This essay is dedicated to Lisa Anderson, woman-wonder of ocean in real time, our time
(Bitchilicious) Introduction (01-04)
Theory Is A Tattoo (05-09)
Sensuous Loss, Resinous Longing (10-19)
Babes in Swordland (20-25)
In the Mirror the Poem Doesn't Show (26-31)
"Your mother's legacy and your sister's cause" (32-37)
For Whom the Strap-on Tolls (38-39)
Extreme Paradise (40-00)
Women Who Love Women-Created-by-Men Too Much
Gabrielle had a thang for Xena, too
(MANY HAPPY RETURNS)
 By now most of us are aware that Xena has not died entirely. She revived both spiritually and iconically in the form of one Wilhelmina "Billie" Chambers, that most bitchilicious police lieutenant from the TV series Fastlane. Series co-creator McG remains a whiz in presenting us with another combat-ready brunette with a dark past. Fastlane is special criminal investigative law and disorder fantasy, y'all. But now this series too has ended and, not unlike Xena, Billie arrived at a most difficult place at the end of the last episode. "Never send a man to do a woman's work," says one of the bad guys, actually a woman, in that film directed by McG, Charlie's Angels. The work of certain women heroines, created by men, seems to revolve around suffering.
 Television fantasy, at its finest, illustrates what I call the "lexicon of affection". Fantasy, that most powerful realm of dream logic and daily wonder, often focuses on very real relationship issues, sometimes expanding our notion of where relationship may lead. Xena: Warrior Princess provides an excellent example of this in its portrayal of that relationship between the two lead characters, Xena and Gabrielle. Their bond is the centerpiece of the series. When this bond ends, with Xena's death in the series finale, the story is over.
 On the other hand, Fastlane began as a show of fugitive affection, where connection and caring were shown in true hit-and-run fashion. Yet further into the season, Deaq and Van's friendship became visibly more important. Additionally, each of these men has had a least one episode devoted to that all-important relationship between father and son.

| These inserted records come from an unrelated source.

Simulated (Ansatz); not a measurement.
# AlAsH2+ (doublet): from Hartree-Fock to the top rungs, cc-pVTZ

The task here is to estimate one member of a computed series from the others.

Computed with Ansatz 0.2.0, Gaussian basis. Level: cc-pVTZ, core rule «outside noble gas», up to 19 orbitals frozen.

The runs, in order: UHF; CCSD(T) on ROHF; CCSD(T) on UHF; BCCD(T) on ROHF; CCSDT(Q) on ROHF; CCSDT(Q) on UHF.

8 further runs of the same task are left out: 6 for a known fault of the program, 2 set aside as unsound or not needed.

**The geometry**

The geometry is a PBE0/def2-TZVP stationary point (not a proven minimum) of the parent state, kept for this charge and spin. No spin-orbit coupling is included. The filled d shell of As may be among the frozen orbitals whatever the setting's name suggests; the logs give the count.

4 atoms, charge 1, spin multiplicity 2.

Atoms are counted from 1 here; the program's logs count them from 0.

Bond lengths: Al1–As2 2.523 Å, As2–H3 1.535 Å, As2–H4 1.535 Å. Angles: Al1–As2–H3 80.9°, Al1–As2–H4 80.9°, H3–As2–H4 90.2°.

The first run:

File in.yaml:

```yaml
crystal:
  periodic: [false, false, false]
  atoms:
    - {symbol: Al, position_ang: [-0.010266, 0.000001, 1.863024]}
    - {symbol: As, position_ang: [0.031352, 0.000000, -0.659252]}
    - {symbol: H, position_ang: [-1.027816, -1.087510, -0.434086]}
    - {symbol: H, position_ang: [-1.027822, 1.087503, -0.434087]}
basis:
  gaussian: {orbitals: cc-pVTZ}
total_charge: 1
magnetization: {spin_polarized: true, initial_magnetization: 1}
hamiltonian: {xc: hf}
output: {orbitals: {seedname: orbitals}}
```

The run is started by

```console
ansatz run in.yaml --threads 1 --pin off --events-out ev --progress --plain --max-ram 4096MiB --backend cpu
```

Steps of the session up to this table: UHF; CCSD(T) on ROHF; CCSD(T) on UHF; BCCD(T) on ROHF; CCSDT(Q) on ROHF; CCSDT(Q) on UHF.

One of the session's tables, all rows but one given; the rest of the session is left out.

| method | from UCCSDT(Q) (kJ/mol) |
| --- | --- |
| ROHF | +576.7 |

 Overall however this is not a treatise about relationships, suffering, or even about cult media theory. It is more likely a reflection expressing, hopefully, my own affection for the Xena: Warrior Princess series.
Theory Is A Tattoo
 Theory is an emblem of the mind. Theory never possesses the sensuous immediacy of the story it hovers over. Nor is it a consolation prize offered to make up for the end of the story. It happens best after the ending though so that all angles have been offered for theoretical consideration. Theory is a tattoo that at best embellishes the story or text under discussion.
Gabrielle was never quite the same after she met Xena's "friend in need"
(FRIEND IN NEED II)
 In two earlier response papers for Whoosh!, I mention theories I have happily devised in connection with fantasy and Xena. These are a few of my favorite theories, but theory does not tell the story. The story tells the story.
 And the real story is that on 18 June 2001, theory aside, having inadvertently read Mary D's spoiler in The Australian Xena Information Page divulging that "Xena did die and stay dead", I suffered hugely over the sixth season Xena: Warrior Princess finale before even viewing it. During two years of working in a department where daily I might handle power tools, a variety of saws, an acetylene torch or two, etc, I suffered no real damage. But on the day I read of Xena's death, in my distraction and sadness, I stood by the mighty Power-matic table saw and slashed my thumb badly while changing a razor blade in a hand-held scraper.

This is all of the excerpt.